DETECTED_OUTLIER_JACKKNIFE - AtlasOfLivingAustralia/ala-dataquality GitHub Wiki

This assertion (issue) is not supported in ALA pipelines processing, June 2021

Outlier information is supported in the fields:

  • outlierLayer - identifying a record as an outlier for a layer
  • outlierLayerCount - the record is identified as an outlier in this number of layers

These fields are available in the facet filtering. See this article for information on facet filtering: https://support.ala.org.au/en/support/solutions/articles/6000249564-how-to-use-facets-to-filter-ala-data


Name DETECTED_OUTLIER_JACKKNIFE
Code 38
Description The location is an outlier detected using reverse jack-knife algorithm
Severity/Verification/Metric Error
Failure implication Optionally exclude from mapping and other reports
Darwin Core Class Location
Darwin Core Fields decimalLongitude, decimalLatitude
New/Currently Supported New

References

Barnett, V. and T. Lewis 1979. Outliers in Statistical Data. John Wiley and Sons. p.365.

Chapman, A.D. 1999. Quality Control and Validation of Point-sourced Environmental Resource Data. in Lowell, K. and Jaton, A. eds. Spatial Accuracy assessment: Land information uncertainty in natural resources. Chelsea, MI: Ann Arbor Press. Explains the original algorithm.

Chapman, A.D. 2005. Principles and methods of Data Cleaning - Primary Species and Species-Occurrence Data, Version 1.0. Report for Global Biodiversity Information Facility, Copenhagen. Explains the updated algorithm.

Hijmans, R. Online. DIVA-GIS http://www.diva-gis.org/ The most refined implementation of the algorithm.


Implementation notes (algorithms)

This is a well established method originally developed in ERIN, but applied elsewhere. The Reverse Jackknife method is described by Chapman A.D. 2005. Principles and Methods of Data Cleaning - Primary Species and Species-Occurrence Data,(http://www.gbif.org/orc/?doc_id=1262) who mentions that it has proved extremely reliable in automatically identifying suspect records, with a high proportion (around 90%) of those identified as being suspect, proving to be true errors. The algorithm is summarised on page 51 of the report, and is is based on a method described by Barnett and Lewis (1978). The expression is represented thus:

https://github.com/AtlasOfLivingAustralia/ala-dataquality/tree/master/images/reverse-jackknife-expression.png

The threshold value curve has the formula t = (0.95 x sqrt(n))+0.2. The Diva implementation further adds t = t x range / 50.


The jackknife method works by first calculating the sample mean, standard deviation and range; and then steps through the sorted values comparing the distance to the mean of it and the next value. Where the distance to mean between values is above a threshold level then that sample value and those further away from the mean are flagged as outliers. An outlierness metric is also calculated for the sample value.

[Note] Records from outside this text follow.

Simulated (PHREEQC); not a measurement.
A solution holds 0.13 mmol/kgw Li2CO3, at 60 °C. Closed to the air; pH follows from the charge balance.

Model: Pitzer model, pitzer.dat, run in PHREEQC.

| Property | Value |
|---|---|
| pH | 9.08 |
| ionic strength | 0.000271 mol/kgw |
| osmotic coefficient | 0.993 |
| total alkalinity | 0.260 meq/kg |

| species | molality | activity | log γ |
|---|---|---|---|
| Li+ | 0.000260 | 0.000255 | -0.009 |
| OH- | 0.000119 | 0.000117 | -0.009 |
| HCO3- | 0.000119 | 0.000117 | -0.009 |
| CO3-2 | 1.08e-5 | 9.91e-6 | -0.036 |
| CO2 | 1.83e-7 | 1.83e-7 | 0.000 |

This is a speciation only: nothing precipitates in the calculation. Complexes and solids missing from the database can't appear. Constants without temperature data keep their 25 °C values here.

The algorithm is typically implemented using a set of species occurrence locations (decimalLongitude, decimalLatitude) and sample values derived from one or more environmental surface grids (e.g. climate surfaces, or latitude, longitude and elevation). Note that (i) duplicate species location coordinates are normally removed from the location dataset; and (ii) the method is only suited for use with continuous numerical environmental surface data which varies relatively gradually over geographic landscape; and is not suited to discrete or categorical environmental data.

Outlier metrics that can be derived are (i) the frequency of environmental surface grids for which the location was flagged as an outlier; and (ii) the outlierness metric.


There are a number of implementations of the algorithm, for example (i) Diva GIS http://www.diva-gis.org/, see source code example at http://www.diva-gis.org/node/111, and (ii) CRIA http://www.cria.org.br/~renato/temp/bg_report.html with source code at http://sourceforge.net/projects/gbif/files/Data%20Tester/0.2/

There are a number of differences in the two implementations of the algorithm:

Calculating Threshhold Value (t): CRIA calculates t using the expression as originally implemented: t = (0.95 x sqrt(n))+0.2. While, the Diva implementation further adds t = t x range / 50.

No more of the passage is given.